Sermon for the Feast of St. John the Evangelist

“The world itself could not contain the books that should be written”

The three holy days of Christmas illuminate our understanding of the Christmas mystery in wonderful ways. The Feast of St. Stephen on the day after Christmas reminds us that love is sacrificial and nothing less than the love which is God moves in us even in and through the sad realities of human suffering and evil. The Feast of the Holy Innocents tomorrow teaches us about innocence and purity as properties which ultimately belong to the Incarnate Christ and to the forms of our participation in his holy life, even by way of anticipation such as in the disturbing yet profound story of the slaughter of the little ones of Bethlehem. It is a hard but deep and radical saying that “thou madest infants to glory thee by their deaths” – yet how else to think about human life without its ground in God? How else to conceive the radical nature of the goodness of God who alone can make something good out of our evil?

But in between the martyrdom of Stephen and the slaughter of the Holy Innocents there is the Feast of St. John the Evangelist. With it we have the divine ground of human lives in all of their complexity. With it we are returned to the wonder of Christmas Eve in the pageant of God’s Word and Son in the Letter to the Hebrews and in John’s Prologue. With it we contemplate the radical mystery of the Incarnation by way of John’s first letter and the ending of the very last chapter of his Gospel. These endings and beginnings are nothing more than the ways in which we are enfolded in eternity, enfolded and embraced in the love of God toward us.

Our Parish tradition on the Sunday after Christmas at the 10:30am service is to have the Christmas Service of Nine Lessons. It is a glorious parade of words, of words written and proclaimed. It complements the Feast of St. John the Evangelist with its emphasis on the witness of John by way of his Gospel and letters, and perhaps his Revelation. Certainly the life of the Church and the doctrine of the Christian Faith is greatly influenced and shaped by “the doctrine of thy blessed Apostle and Evangelist Saint John”. Once again, the Divine Word signals life and light communicated to us through what has been seen, looked upon, touched and handled concerning the Word of life, and heard and declared, but importantly, “these things write we unto you, that your joy may be full.”
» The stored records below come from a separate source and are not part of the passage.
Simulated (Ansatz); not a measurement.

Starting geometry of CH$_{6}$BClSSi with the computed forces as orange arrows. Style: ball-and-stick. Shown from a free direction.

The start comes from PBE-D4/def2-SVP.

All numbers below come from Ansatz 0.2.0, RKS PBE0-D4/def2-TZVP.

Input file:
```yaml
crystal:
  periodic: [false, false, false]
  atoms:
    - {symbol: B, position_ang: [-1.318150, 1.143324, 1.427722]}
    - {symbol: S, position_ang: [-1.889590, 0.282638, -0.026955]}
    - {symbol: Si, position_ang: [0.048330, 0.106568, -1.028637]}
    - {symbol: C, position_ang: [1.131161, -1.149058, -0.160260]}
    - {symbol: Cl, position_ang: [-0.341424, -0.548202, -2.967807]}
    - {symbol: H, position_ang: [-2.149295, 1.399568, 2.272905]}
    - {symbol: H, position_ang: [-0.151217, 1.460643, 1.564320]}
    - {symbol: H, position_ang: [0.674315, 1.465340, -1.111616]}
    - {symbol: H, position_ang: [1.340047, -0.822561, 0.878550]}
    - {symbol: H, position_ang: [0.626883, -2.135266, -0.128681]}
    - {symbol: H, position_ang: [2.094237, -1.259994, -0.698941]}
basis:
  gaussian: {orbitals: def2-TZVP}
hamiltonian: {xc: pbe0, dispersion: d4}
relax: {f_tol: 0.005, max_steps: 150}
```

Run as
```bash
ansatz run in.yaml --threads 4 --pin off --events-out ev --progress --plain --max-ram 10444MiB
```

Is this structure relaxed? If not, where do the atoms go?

Is the Word of God only what is written? No. Neither the Christmas Gospel from John’s Prologue nor the last words of the last chapter of his Gospel allow us to draw that conclusion. God’s Word and Son is more than words written. The greater mystery is how the words written lift us to the wonder of the eternal word with us whose thoughts, words, and deeds, we might say, far exceed all that could be written. “The world itself could not contain the books that should be written.” This is not about more information or facts or data; it is about the eternal Word itself as exceeding human comprehension. “For my thoughts are not your thoughts, neither are your ways my ways, says the Lord” (Isaiah 55. 8).  And so too, we might say, My words are not your words.

We do well to remember this because it helps us to appreciate the wonder of the mystery of the Incarnation. God’s Word incarnate in Jesus Christ is God with us and that Word is always and by definition that which exceeds human knowing on its own. The Collect strikes the right note about the “bright beams” of God’s light that enlightens the Church through John’s doctrine. The emphasis is on the teaching, the doctrine itself, and not simply the medium through which it is conveyed.

Christ as God’s Word and Son is the intellectual principle, the arché, upon which all things in their being and knowing utterly depend. That Word incarnate is the eternal Word with us. That is the wonder but the wonder of that Word is inexhaustible. In every way, we are opened out to the wonder of the Word made flesh in whom we behold “the glory as of the only-begotten of the Father, full of grace and truth”, the Word beyond all words, the Word which is life and light. In God life and light are inseparable. This is the wonder of Christmas and the counter to the fears and anxieties of our dark and dangerous world.

We are, perhaps, as Bruce Cockburn suggests in a song popularized by the Barenaked Ladies, “lovers in a dangerous time”, but only because we are loved. We are the beloved of God whose Word and Son makes known the love which is God. We behold the wonder of that love in which we have our life and our abiding in his light. This is the wonder of Christmas, the wonder of a world bathed in the light of God’s love.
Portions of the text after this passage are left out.